To encode an image in a vector — often called a descriptor vector — we divide the image into
n × n regions that are equal in size (perhaps differing by one pixel). Use the same method
as you did in Problem 2 when creating the downsized image. In each region, compute the
average red, green and blue intensities. Concatenate these in row-major order to form the
descriptor. In other words, if ri,j , gi,j , bi,j are the average RGB values from region i, j (here
i represents rows and j represents columns), then the vector should be formed as
r0,0, g0,0, b0,0, r0,1, g0,1, b0,1, . . . r0,n−1, g0,n−1, b0,n−1, r1,0, g1,0, b1,0, . . .
Finally, normalize this vector (use np.linalg.norm) so that its magnitude is 1.0, and then
scale all values by 100. The normalization step is intended to correct for brightness differences between images, while the 100 scaling converts to percentages to make the values more
intuitive. Call the result the RGB descriptor. Output the final values of r0,0, g0,0, b0,0 and
rn−1,n−1, gn−1,n−1, bn−1,n−1 for the first image.

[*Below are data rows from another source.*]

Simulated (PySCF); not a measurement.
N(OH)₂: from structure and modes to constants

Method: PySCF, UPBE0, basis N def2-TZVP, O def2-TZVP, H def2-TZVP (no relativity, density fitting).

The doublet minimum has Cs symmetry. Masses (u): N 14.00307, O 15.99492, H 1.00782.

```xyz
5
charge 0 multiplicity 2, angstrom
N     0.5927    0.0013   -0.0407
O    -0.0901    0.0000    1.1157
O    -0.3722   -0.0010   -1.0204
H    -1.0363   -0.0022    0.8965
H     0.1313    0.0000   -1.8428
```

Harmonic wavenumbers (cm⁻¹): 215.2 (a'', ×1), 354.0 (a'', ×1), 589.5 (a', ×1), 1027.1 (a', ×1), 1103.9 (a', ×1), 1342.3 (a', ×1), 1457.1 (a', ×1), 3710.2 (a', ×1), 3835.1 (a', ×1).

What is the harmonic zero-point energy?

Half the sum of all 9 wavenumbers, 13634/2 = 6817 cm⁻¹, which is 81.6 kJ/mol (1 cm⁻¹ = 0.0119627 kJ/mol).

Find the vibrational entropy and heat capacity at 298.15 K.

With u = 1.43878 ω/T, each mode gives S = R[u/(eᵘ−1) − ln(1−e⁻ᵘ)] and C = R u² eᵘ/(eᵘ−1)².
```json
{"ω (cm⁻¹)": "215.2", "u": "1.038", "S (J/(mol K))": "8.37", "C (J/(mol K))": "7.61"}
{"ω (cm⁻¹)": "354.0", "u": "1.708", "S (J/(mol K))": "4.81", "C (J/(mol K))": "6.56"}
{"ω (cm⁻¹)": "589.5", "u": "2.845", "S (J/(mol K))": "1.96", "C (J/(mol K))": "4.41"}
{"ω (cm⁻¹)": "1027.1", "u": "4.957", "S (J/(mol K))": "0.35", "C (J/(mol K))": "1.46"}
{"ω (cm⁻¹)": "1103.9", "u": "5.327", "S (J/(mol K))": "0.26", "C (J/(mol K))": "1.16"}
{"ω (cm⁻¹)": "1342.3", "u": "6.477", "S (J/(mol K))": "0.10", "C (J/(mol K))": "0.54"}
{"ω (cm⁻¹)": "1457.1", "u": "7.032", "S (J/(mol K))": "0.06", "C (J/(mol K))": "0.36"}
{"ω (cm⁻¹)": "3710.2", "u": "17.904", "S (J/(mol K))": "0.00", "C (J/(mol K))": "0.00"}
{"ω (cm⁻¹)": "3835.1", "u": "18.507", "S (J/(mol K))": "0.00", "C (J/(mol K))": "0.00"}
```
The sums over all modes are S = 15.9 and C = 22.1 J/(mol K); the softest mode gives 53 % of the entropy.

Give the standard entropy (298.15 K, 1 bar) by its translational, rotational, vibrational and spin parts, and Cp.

The command line for your program should be
python p4_closest.py img-folder n
where img-folder is the file folder containing the images (only consider files whose lower-case
extension is .jpg) and n is the number of regions in the row and column dimensions. Each
time the program is run, it should use both the RGB and the L*a*b descriptors, generating
two sets of output. All numerical output should be accurate to 2 decimal points. Here is an
example based on four images that will be distributed with the assignment.
Nearest distances
First region: 20.281 21.207 22.185
Last region: 6.762 6.497 6.520
central_park.jpg to skyline.jpg: 21.65
hop.jpg to times_square.jpg: 24.17
skyline.jpg to central_park.jpg: 21.65
times_square.jpg to hop.jpg: 24.17
In this example, there is symmetry in the closest distances. This will not always be the case.